In addition to vector data, raster data could also be loaded from the VAT.

Loading Minimum and Maximum temperature from the temperature collection

To load raster data again, a workflow must be registered, but this time the 'GdalSource' is used instead of the 'OgrSource':

workflow_t_min = ge.register_workflow({ 
    "type": "Raster",
    "operator": {
        "type": "RasterScaling",
        "params": {
            "slope": {
                "type": "constant",
                "value": 0.1
            },
            "offset": {
                "type": "constant",
                "value": -273.15
            },
            "outputMeasurement": {
                "type": "continuous",
                "measurement": "temperature",
                "unit": "K/10"
            },
            "scalingMode": "mulSlopeAddOffset"
        },
        "sources": {
            "raster": {
                "type": "RasterTypeConversion",
                "params": {
                    "outputDataType": "F32"
                },
                "sources": {
                    "raster": {
                        "type": "GdalSource",
                        "params": {
                            "data": "mean_daily_minimum_2m_air_temperature"
                        }
                    }
                }
            }
        }
    }
})

workflow_t_min
a57efb5a-7256-58b9-b9f2-9f22d9724bab

The raster data can then be requested as a `xarray.DataArray' and plotted that way:

#Request the data from Geo Engine into a xarray dataarray
data = workflow_t_min.get_xarray(
    ge.QueryRectangle(
        ge.BoundingBox2D(-180, -90, 180, 90),
        ge.TimeInterval(start_time, start_time),
        resolution=ge.SpatialResolution(1., 1.),
        srs="EPSG:4326"
    )
)

#Plot the data TODO more description
data.plot(vmin=-50, vmax=50)
/home/duempelmann/geoengine_env/lib/python3.10/site-packages/owslib/coverage/wcs110.py:85: FutureWarning: The behavior of this method will change in future versions. Use specific 'len(elem)' or 'elem is not None' test instead.
  elem = self._capabilities.find(self.ns.OWS('ServiceProvider')) or self._capabilities.find(self.ns.OWS('ServiceProvider'))  # noqa





<matplotlib.collections.QuadMesh at 0x7fb654cef9a0>

output_29_2.png

The same can be done for the maximum temperature:

workflow_t_max = ge.register_workflow({ 
    "type": "Raster",
    "operator": {
        "type": "RasterScaling",
        "params": {
            "slope": {
                "type": "constant",
                "value": 0.1
            },
            "offset": {
                "type": "constant",
                "value": -273.15
            },
            "outputMeasurement": {
                "type": "continuous",
                "measurement": "temperature",
                "unit": "K/10"
            },
            "scalingMode": "mulSlopeAddOffset"
        },
        "sources": {
            "raster": {
                "type": "RasterTypeConversion",
                "params": {
                    "outputDataType": "F32"
                },
                "sources": {
                    "raster": {
                        "type": "GdalSource",
                        "params": {
                            "data": "mean_daily_maximum_2m_air_temperature"
                        }
                    }
                }
            }
        }        
    }
})

workflow_t_max
cdfe579d-b451-5b7e-b98d-bf0570489784
#Request the data from Geo Engine into a xarray dataarray
data = workflow_t_max.get_xarray(
    ge.QueryRectangle(
        ge.BoundingBox2D(-180, -90, 180, 90),
        ge.TimeInterval(start_time, start_time),
        resolution=ge.SpatialResolution(1.0, 1.0),
        srs="EPSG:4326"
    )
)

#Plot the data
data.plot(vmin=-50, vmax=50)
/home/duempelmann/geoengine_env/lib/python3.10/site-packages/owslib/coverage/wcs110.py:85: FutureWarning: The behavior of this method will change in future versions. Use specific 'len(elem)' or 'elem is not None' test instead.
  elem = self._capabilities.find(self.ns.OWS('ServiceProvider')) or self._capabilities.find(self.ns.OWS('ServiceProvider'))  # noqa





<matplotlib.collections.QuadMesh at 0x7fb652906ad0>

output_32_2.png

As well as loading data, the VAT has several operators for manipulating or transforming geodata. One example is the raster vector join.

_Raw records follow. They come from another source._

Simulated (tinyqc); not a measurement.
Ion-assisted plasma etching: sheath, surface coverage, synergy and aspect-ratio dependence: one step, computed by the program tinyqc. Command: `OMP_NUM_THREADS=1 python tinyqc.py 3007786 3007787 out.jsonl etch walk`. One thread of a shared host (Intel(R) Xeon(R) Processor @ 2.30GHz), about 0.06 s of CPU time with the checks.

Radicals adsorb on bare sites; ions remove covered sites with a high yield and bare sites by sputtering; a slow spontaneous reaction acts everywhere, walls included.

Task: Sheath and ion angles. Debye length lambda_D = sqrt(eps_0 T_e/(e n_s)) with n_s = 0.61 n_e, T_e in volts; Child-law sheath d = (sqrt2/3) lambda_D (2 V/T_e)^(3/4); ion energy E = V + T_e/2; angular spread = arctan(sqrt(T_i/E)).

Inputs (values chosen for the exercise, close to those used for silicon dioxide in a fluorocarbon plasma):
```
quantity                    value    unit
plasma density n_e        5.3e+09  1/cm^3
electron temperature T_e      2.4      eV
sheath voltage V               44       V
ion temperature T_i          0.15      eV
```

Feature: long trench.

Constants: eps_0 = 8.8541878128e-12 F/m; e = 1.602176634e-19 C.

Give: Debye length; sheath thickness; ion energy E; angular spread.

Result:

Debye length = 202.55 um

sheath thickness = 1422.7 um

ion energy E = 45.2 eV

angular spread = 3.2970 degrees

Raster Vector Join between Aeshna affinis and the Minimum and Maximum Temperature

The raster vector join operator joins the vector data to one or more raster layers based on the position of the vector features. As shown in this example, the inputs are more or less the individual workflows seen before:

workflow_aeshna_affinis_join = ge.register_workflow({
    "type": "Vector",
    "operator": {
        "type": "RasterVectorJoin",
        "params": {
            "names": {
                "type": "names",
                "values": ["Min_Temperature", "Max_Temperature"]
            },
            "temporalAggregation": "none",
            "featureAggregation": "mean",
        },
        "sources": {
            "vector": { #Aeshna affinis ##########################################
                "type": "OgrSource",
                "params": {
                    "data": f"_:{gbif_prov_id}:`species/Aeshna affinis`",
                }
            }, ###################################################################
            "rasters": [{ #Minimum temperature ###################################
                    "type": "RasterScaling",
                    "params": {
                        "slope": {
                            "type": "constant",
                            "value": 0.1
                        },
                        "offset": {
                            "type": "constant",
                            "value": -273.15
                        },
                        "outputMeasurement": {
                            "type": "continuous",
                            "measurement": "temperature",
                            "unit": "K/10"
                        },
                        "scalingMode": "mulSlopeAddOffset"
                    },
                    "sources": {
                        "raster": {
                            "type": "RasterTypeConversion",
                            "params": {
                                "outputDataType": "F32"
                            },
                            "sources": {
                                "raster": {
                                    "type": "GdalSource",
                                    "params": {
                                        "data": "mean_daily_minimum_2m_air_temperature"
                                    }
                                }
                            }
                        }
                    }
                }, ################################################################ 
                { #Maximum temperature ############################################
                    "type": "RasterScaling",
                    "params": {
                        "slope": {
                            "type": "constant",
                            "value": 0.1
                        },
                        "offset": {
                            "type": "constant",
                            "value": -273.15
                        },
                        "outputMeasurement": {
                            "type": "continuous",
                            "measurement": "temperature",
                            "unit": "K/10"
                        },
                        "scalingMode": "mulSlopeAddOffset"
                    },
                    "sources": {
                        "raster": {
                            "type": "RasterTypeConversion",
                            "params": {
                                "outputDataType": "F32"
                            },
                            "sources": {
                                "raster": {
                                    "type": "GdalSource",
                                    "params": {
                                        "data": "mean_daily_maximum_2m_air_temperature"
                                    }
                                }
                            }
                        }
                    }
                } #################################################################
            ]
        }
    }
})
    

workflow_aeshna_affinis_join
8b26f457-4d52-5f35-b10a-aca7352f47d1

The input parameters required for each operator can be found in the documentation: https://docs.geoengine.io/operators/intro.html. In this example, the RasterVectorJoin operator takes two input parameters: vector, which represents the vector layer to use, and raster, which represents the one or more raster layers to join.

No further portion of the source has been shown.